A Turning Point for Agricultural Exports to Sub-Saharan Africa

PDF iconPrinter-Friendly PDF

Sub-Saharan Africa’s voracious appetite for imported agricultural goods is a direct result of the region’s robust growth in gross domestic product (GDP) and population. In 2014, Sub-Saharan Africa imported an estimated $48.5 billion1 in food and agricultural products, a value that has been growing rapidly for the last two decades. While U.S. exports to Sub-Saharan Africa have slowed recently (dropping from a record $3.0 billion in 2012, to $2.3 billion in 2014), several key U.S. exports continue to thrive, laying a roadmap for future success in the region. 

Economic Growth Drives Demand for Agricultural Imports

In the last 10 years, Sub-Saharan Africa’s GDP has grown by 60 percent2 and its middle class has expanded by 90 percent3.  This is the fastest growth of any region in the world other than South Asia. The region’s economic growth has created strong demand for agricultural goods. 

In the last two decades, Sub-Saharan Africa’s agricultural imports have seen rapid growth – averaging more than 13 percent annually. In 2014, total imports reached an estimated $48.5 billion, the second-highest on record. In comparison, India imported only $17.6 billion in agricultural products, despite having 300 million more people than Sub-Saharan Africa. Sub-Saharan Africa’s total agricultural imports include $11.7 billion from other countries within the region and $36.8 billion from the rest of the world. In the last five years, growth in intra-regional trade has outpaced growth in imports from outside of Sub-Saharan Africa (100 percent vs. 60 percent).  

Line chart showing growth of import to Sub-Saharan Africa. Imports from outside Africa have increased from $5 billion to $50 billion over 20 years.

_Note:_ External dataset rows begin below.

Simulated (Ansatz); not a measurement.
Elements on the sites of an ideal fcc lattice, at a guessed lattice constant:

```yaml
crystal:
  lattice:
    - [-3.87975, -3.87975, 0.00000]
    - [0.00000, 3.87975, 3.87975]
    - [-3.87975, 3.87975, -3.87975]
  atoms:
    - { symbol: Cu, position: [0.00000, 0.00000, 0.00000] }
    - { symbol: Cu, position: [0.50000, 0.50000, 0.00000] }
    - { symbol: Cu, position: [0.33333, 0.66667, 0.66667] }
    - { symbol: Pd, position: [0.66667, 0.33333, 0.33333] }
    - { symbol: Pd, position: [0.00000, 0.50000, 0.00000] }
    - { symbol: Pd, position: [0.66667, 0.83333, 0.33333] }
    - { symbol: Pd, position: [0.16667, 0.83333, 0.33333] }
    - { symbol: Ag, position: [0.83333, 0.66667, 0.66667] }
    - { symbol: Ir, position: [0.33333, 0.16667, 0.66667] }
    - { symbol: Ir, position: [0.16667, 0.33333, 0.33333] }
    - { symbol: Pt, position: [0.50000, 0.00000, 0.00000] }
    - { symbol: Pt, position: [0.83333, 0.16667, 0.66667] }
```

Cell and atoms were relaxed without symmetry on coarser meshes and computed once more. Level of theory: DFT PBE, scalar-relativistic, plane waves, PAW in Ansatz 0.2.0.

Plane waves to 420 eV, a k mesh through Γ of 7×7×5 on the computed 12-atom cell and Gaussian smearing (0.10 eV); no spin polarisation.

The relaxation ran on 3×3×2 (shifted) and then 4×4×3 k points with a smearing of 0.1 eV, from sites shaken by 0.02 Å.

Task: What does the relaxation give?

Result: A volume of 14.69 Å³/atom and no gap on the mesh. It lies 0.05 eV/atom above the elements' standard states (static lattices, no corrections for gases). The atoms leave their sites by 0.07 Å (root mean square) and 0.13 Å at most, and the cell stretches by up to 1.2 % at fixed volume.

In 2011, Sub-Saharan Africa’s agricultural imports slowed abruptly. Instead of the 16 percent average year-on-year growth from 1994 to 2011, year-on-year import growth averaged only two percent. From 2013 to 2014, imports fell, as agricultural shipments decreased in both value and volume. While difficult to attribute to any specific factor, this slowdown affected countries across the region, with annual imports declining in four of the six largest Sub-Saharan Africa markets from 2011 to 2014.  

Nevertheless, most analysts believe the future remains bright for agricultural exports to Sub-Saharan Africa as the region’s middle class is expected to grow 90 percent by 2024, fueling a 60-percent increase in food sales. This is the most positive forecast for any region of the world market, with the exception of South Asia. 

Bar chart showing expected growth in middle class sectors over the next 10 years. Sub-Saharan Africa is second in expected growth. Asia-Pacific Region is first.

Bar chart showing expected growth in food sales by region. Sub-Saharan Africa is second to the Pacific region in expected growth.

Consumer-Oriented Imports Growing Fastest

Sub-Saharan Africa’s top agricultural imports are consumer-oriented products, namely prepared foods, dairy, poultry, wine/beer, and vegetables. Imports of consumer-oriented goods have grown 70 percent in the last five years and now make up more than 40 percent of the region’s total imports. Imports of intermediate products, primarily palm oil and sugar, have grown rapidly. Growth in bulk commodity imports has been slower, but there is still strong demand for rice and wheat, which accounted for one-fifth of all agricultural imports in the region.

Pie chart showing breakout of the $48.5 billion USD in imports to Sub-Saharan Africa.  Rice, palm oil and wheat are the three largest items.

Bright Future for U.S. Consumer-Oriented Product Exports

The United States has a broad presence in Sub-Saharan Africa, having made inroads in many top markets in the region. Fueled by soaring demand in the region, U.S. agricultural exports reached $2.3 billion in 2014 – a 20-percent increase over five years. 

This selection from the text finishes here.